Engineers don’t only engineer, we are also good at other things as well. Our natural talent with numbers and quest to be analytical make many of us primed for success in the stock market. Whether you dabble a little with some spare cash or consider trading to be your second job, it’s never a bad idea to watch the market and consider good and bad investments. While there are many companies you can buy stock in, engineers also understand engineering and technology companies a little better than most, which can give us an edge over if we decide to invest.
In order to help you consider which companies to invest in, we’ve found 5 engineering and technology companies with a general growth sentiment over the next few years. This means that analysts and the public believe that all of these engineering and technology companies will grow in stock price in the long term and often short term. With that said, this isn’t a recommendation to invest, we purely wanted to see what cool and interesting engineering and technology companies are out there to grab some stake in!
[Image Source: Coolcaesar/Wikimedia Commons]
iRobot specialized in robotics for both commercial and military applications. Odds are that many of you have even owned one of their robots. They manufacture autonomous cleaning robots, famously the Roomba and other floor cleaners. While this may sound like a niche industry, their portfolio is fairly diversified within the robotics sector. Home robots make up about 60% of their revenue whereas military robotics technology covers the remaining 40%. Home robot sales are expected to grow overseas in China and Latin America in the coming years and iRobot is moving some of their manufacturing to cheaper locations.

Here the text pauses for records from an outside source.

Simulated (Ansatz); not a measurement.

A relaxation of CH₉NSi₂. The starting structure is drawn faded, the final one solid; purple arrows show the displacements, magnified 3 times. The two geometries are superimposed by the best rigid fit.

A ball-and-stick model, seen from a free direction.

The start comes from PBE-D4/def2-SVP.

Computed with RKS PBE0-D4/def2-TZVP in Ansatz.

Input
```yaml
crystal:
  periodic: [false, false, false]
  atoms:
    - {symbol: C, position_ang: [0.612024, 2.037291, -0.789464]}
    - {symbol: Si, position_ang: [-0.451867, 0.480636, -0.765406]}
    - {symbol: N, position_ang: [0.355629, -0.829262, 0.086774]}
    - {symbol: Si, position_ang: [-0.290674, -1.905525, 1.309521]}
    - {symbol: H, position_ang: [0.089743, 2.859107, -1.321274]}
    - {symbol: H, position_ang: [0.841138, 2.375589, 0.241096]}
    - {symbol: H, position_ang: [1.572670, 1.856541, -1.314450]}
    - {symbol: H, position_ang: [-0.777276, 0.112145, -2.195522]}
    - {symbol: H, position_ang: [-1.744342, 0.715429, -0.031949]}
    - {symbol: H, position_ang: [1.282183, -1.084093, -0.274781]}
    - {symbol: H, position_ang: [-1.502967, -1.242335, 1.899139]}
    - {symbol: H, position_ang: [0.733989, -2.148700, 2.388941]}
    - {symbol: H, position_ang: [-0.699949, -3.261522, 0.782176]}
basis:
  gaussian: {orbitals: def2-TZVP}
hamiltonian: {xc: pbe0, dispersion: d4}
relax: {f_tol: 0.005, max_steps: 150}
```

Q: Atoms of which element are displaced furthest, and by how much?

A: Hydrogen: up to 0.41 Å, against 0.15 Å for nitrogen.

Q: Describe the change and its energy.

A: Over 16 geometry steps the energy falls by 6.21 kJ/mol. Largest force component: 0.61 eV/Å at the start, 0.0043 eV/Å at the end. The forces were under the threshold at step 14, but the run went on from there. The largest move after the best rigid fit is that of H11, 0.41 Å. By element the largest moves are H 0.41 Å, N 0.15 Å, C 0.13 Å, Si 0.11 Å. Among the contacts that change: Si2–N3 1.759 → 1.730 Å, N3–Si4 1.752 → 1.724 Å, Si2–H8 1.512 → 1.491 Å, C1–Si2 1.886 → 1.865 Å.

From a technical standpoint, their stock has seen a 230% gain in the last year with prices down in last month at the time of writing. In the short term, the stock price for iRobot isn’t expected to grow by significant means, but long-term prospects still look good.
IPG Photonics (IPGP)
[Image Source: IPG Photonics]
IPG Photonics owns 70% of the total market for industrial fiber-optic lasers that cut and weld parts for planes, cars and electronics. Their fiber lasers are faster, more accurate, and require less energy than traditional lasers which gives them a one up in the industry. Demand for laser welding and joining is expected to rise with automation in the manufacturing sector growing even further. The company has a low-cost structure compared to competitors because it builds its own laser diodes and pumps. In the last year, their stock has gained 187% and 10% in the last month alone. Consensus targets from analysts expect continued rise of the stock this year to about $160 per share.
LAM Research (LRCX)
[Image Source: Lam Research/Wikimedia Commons]
LAM Research has seen significant stock growth in the last year and is projected to continue on an upward trend. LAM is specifically involved in the microchip industry, but not in production. They create the equipment that Samsung and others use to install flash memory on semiconductors. Their technology is used in the manufacturing of iPhones to Tesla automobiles. Because flash memory has been a growing electronic sector, LAM has seen significant growth to keep up with the need for installing such equipment. Historically, LAM was affected by the cyclical nature of the semiconductor industry, but now that this industry seems solid for the future, so too do analysts’ general consensuses for LAM Research.
[Image Source: Coolcaesar/Wikimedia Commons]
Chances are that if you’re an engineer you have used Autodesk’s products. The company is specifically a software company that has many hundred programs in their portfolio. They began in the 1980s as the original producers of AutoCAD but now have branched out into virtually every engineering and creative software industry. Their stock has seen 100% growth in the last year and despite a slight downturn in technology stocks as of recent, ADSK seems to be back with upward momentum. They recently appointed a new CEO who continues to drive the software subscription model of the company. Many have resisted software subscription models as the transition has taken place in the industry, but economic trends continue to prove that this model will yield considerable growth. Autodesk’s stock is considerably tied to the growth of the engineering and manufacturing sector as a whole as well as the Silicon Valley technology sector.
[Image Source: Wesley Fryer/Flickr]
You’ve probably heard of Tesla and all of the advancements made by them as of the last few years. Their stock continues to be strong in the long term but is seeing a short-term decline. Analysts expect continued decline in the price for the rest of the year, however, long-term growth predicts over an over 100% rise in the next year or two. Tesla engages in the production of batteries, luxury and consumer cars, and now, solar panel roofing. Given the growing trend by much of the world to shift to electric vehicles and the seeming monopoly held by Tesla in battery technology, it remains a good long-term investment.